Hello World of efficient in-browser pose estimation

After a brief search, it appears that there are many competing options to do casual pose estimation in the browser. (yay choices! Yay improvements in 2022!).


For Halloween, I’d like to have the trick-or-treaters be able to control stuff by waving their arms. I thought the Hello-World way of doing this would be to open up a page on a Pixel 6 phone that turns on the camera, raise my arms, and be able to send back to the server “hey, this guy is raising his right arm about 90 degrees and left arm about 30 degrees”

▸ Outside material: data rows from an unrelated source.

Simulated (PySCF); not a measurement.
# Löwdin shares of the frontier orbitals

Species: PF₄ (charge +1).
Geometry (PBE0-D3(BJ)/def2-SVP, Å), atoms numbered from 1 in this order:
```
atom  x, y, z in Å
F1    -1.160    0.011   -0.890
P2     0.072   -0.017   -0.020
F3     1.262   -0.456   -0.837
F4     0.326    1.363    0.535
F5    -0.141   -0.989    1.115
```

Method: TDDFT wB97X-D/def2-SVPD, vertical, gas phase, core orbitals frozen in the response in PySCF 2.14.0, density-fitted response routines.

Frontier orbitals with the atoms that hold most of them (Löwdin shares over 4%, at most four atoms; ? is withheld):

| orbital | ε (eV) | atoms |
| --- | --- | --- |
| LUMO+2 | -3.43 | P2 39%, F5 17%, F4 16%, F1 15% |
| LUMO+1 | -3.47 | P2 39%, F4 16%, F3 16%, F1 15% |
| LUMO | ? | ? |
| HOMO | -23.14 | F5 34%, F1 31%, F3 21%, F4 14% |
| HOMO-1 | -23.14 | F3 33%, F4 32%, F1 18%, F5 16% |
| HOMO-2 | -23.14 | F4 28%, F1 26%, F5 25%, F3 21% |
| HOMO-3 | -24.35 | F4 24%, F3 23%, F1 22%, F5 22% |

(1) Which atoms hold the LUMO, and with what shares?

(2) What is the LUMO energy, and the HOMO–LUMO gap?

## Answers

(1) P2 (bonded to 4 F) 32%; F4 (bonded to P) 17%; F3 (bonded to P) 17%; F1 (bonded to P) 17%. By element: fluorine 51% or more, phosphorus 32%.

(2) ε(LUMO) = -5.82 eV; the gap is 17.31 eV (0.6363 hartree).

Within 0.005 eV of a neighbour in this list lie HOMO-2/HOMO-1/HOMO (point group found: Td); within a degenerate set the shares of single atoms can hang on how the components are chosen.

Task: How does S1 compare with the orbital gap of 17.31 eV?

But there are a LOT of options! Which should I start with? (I admit, I don’t know what most of these are, and hope to squeak by without learning any details)

  1. mediapipe or not (new hotness! sounds like yes, better as long as not iOS)
  2. WebAssembly or WebGL? (Sounds like WebAssembly is better for a Pixel 6 Chrome Mobile, 'cause no beefy laptop GPU)
  3. movenet or not? MoveNet: modello di rilevamento della posa ultra veloce e preciso.  |  TensorFlow Hub (sounds like yes)
  4. movenet fp16 or int8 (I’m guessing int8 but this one is a total guess)
  5. lightning or Thunder Next-Generation Pose Detection with MoveNet and TensorFlow.js — The TensorFlow Blog (sounds like I should use lightning)

I’ve got a hello-world that ops open a video stream navigator.mediaDevices.getUserMedia, I’m not running node or any modern tech (typescript, webpack, etc etc). Seriously, this is as hacky as possible: “Latest Mobile Chrome on a Pixel 6 phone, served up from a local folder with python3 -m http.server, that sends back left-arm and right-arm angles once every 1 second.”